In Egypt more than in any other country it is necessary to proceed with the most scrupulous circumspection in the examination of remote antiquities. The relics of thousands of years of human life have been piled one upon another and often intermixed. The questions they raise can not be answered in the cabinet or by the study of texts; but the inquiry must be prosecuted on the ground, by comparison of the deposits where they are found and in the deposits from which they are recovered.
From my first arrival in Egypt, in 1892, my attention has been greatly occupied with the question of the origin of the relics of the stone age that have been found from time to time in that country. I have gathered up the scattered documents, explored a large number of sites, and have bought such flint implements as I have found on sale. I have gradually been led to believe that while some of these cut stones may possibly belong to the historical epoch, we shall have to attribute a much more remote antiquity to the most of them, and that evidences of a neolithic age in the valley of the Nile are more abundant than has generally been supposed.

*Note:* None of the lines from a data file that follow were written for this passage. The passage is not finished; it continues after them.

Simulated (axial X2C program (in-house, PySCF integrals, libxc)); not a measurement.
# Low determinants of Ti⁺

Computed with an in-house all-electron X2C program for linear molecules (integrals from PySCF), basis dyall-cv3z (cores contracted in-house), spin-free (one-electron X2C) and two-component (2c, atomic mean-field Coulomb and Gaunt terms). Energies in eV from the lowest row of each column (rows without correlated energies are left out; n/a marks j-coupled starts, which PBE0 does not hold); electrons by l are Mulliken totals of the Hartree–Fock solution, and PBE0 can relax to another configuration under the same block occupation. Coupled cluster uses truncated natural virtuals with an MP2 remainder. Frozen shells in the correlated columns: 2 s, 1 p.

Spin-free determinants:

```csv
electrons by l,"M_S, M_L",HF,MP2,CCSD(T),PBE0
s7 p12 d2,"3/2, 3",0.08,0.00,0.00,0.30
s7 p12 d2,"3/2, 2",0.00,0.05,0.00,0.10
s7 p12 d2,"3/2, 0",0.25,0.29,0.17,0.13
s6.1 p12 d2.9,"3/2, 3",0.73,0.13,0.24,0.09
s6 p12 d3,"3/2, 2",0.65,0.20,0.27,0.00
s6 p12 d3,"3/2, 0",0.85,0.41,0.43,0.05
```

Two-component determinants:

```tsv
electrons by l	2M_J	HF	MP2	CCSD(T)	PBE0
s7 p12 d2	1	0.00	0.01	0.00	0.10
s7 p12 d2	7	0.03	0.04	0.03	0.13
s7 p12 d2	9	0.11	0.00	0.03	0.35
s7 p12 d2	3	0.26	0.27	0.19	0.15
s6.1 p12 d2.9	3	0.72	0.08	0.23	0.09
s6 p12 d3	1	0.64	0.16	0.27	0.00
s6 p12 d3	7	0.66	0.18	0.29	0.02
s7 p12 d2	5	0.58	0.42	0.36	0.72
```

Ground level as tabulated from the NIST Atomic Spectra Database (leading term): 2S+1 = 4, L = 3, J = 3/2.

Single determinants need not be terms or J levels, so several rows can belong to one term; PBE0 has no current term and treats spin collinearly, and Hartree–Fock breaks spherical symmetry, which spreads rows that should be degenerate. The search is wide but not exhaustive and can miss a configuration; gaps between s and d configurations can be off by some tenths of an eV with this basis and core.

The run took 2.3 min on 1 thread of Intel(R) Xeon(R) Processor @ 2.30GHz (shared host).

In many minds the historical antiquity of Egypt, the almost fabulous ages to which its civilization ascends, seem to challenge the history of other countries, and the land of the Pharaohs, rejecting all chronological comparison, to have appeared in the midst of the world as a single example of a land which savage life had never trodden. Yet what are the centuries since Menes ruled over the reclaimed valleys, the few thousand years of which we can calculate the duration, by the side of the incalculable lapse of time since man, struggling with the glaciers and the prehistoric beasts, began his conquest of the earth? The antiquity of Egypt, the eight thousand years (if it be as many) since the first Pharaoh, are only as an atom in the presence of these ages. We can assert some vague knowledge of these pre-Pharaonic inhabitants, for two hatchets of the Chellean pattern were found some time ago in the desert, one at Esnet, the other near the pyramids of Gizeh; and we can now affirm in the most positive manner that Quaternary man lived in the country which is now Egypt, and was then only preparing to be. Four palæolithic stations have been more recently discovered—at Thebes, Tukh, Abydos, and Daschur. Join these sites to the other two where isolated pieces were found, and we have the geography of what we know at present of Chellean man in the valley of the Nile. Doubtless continuous researches would result in similar discoveries at other points, for I have met these relics wherever I have been able to make a short sojourn. The Chellean implements are found in the gravels of the diluvium on the pebbly surface. They have been disturbed and probably scattered, but some places yield them more numerously than others—points possibly corresponding to the ancient workshops. I have found a considerable number of specimens at Deir-el-Medinet; M. Daressy, of the Bureau of Antiquities, found a perfectly characteristic Chellean hammer stone in the Yalley of the Queens at Gurneh, as perfectly worked as the best specimens found at Chelles, St. Acheul, and Moulin-Quignon.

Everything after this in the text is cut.